Just a few years ago, self-driving cars seemed like a vision from a futuristic fantasy film rather than a realistic possibility. Yet in this era of rapid technological change, it now appears anything is possible, and that includes the prospect of self-driving cars being on the road in the UK as soon as 2025.
Self-driving cars could significantly change the way we travel, potentially making it more accessible for everyone and increasing the mobility of disabled people or those who can’t drive for various health reasons. This can improve the independence and quality of life for the young, the elderly, and those with restricted mobility.
There are many other promising advantages of self-driving vehicles. They have the potential to enhance road safety, because they are guided by sensors, cameras, and artificial intelligence; thus eliminating human error. They are designed to navigate traffic more efficiently, reducing congestion and journey times, and lowering carbon emissions.
However, not everyone is convinced that self-driving vehicles will provide the transport solution that disabled people have long been hoping for. Despite manufacturers of such vehicles deliberately using accessibility as a marketing angle for their products, many questions remain as to just how suitable they will actually be.

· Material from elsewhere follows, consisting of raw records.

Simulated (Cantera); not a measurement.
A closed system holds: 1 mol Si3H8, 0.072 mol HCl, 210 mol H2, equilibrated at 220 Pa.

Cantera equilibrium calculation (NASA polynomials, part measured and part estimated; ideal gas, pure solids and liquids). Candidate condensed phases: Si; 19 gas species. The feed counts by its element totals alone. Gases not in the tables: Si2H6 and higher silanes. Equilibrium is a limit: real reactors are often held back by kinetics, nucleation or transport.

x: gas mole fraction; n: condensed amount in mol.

The first question is whether the standard design of the vehicles will ensure they are physically accessible for disabled people, who may need extra room to transfer from a wheelchair and extra seating space. Will a disabled person be able to access the operating system and what would happen in an emergency situation?
Transport for All has addressed some of these concerns, although of course no one really knows what the answers will be yet. There is an opportunity for designers and engineers to consider the needs of disabled people in the earliest planning stages, involving them in testing and seeking their feedback and opinion.
Another major question is whether the vehicles will be a financially viable prospect for disabled people. Disabled people already face huge financial obstacles, with extra living costs and reduced earning opportunities. It is probable that self-driving vehicles will be unaffordable for the vast majority.
It may be that most self-driving vehicles are shared or hired rather than privately owned, but this may mean that cheaper public transport options are neglected by the government. This will be detrimental to the independence of many disabled people.
The Disability News Service reports that two disabled peers, Lord Holmes and Baroness Brinton, have warned that new legislation on self-driving vehicles should be amended to include a “statement of accessibility principles” that is drawn up in consultation with disabled people.
Speaking in the House of Lords, Lord Holmes said: “Automated vehicles are either accessible, or they should not be pursued. They have such potential to enable mobility through technology, transforming people’s lives, be they older people, disabled people or any member of our society.”
“If accessibility is not the golden thread that runs through all their development and deployment, this project should not proceed any further.”
He added: “We have spent many decades putting right inaccessible buildings, infrastructure and public realm that was built and conceived of long before accessibility, inclusion and inclusive by design were even considered, let alone deployed.”
“That is still a work in progress, but we need to be absolutely certain that we are not potentially building new systems, vehicles and infrastructure that are inaccessible by design.”
Lord Holmes pointed out that for the vehicles to be accessible to all, measures such as dropped kerbs at embarking and drop-off points, and a fully accessible user interface of the booking platform should be included.
His fellow disabled peer, Baroness [Sal] Brinton, former president of the Liberal Democrats, who supported his amendment, said: “This is not something that affects a few people; it is a major, really important part of automated vehicles, increasingly so as we become an elderly society, because it is less likely that people will be able to make their own journeys.”
She added: “One reason why so many disabled people cannot travel around is because they do not have access to the right vehicles.”
The proposed amendments were supported by Lord Tunnicliffe, a labour shadow transport minister. Lord Davis, a junior Tory transport minister, said that the measures in the bill already provided scope to consider accessibility.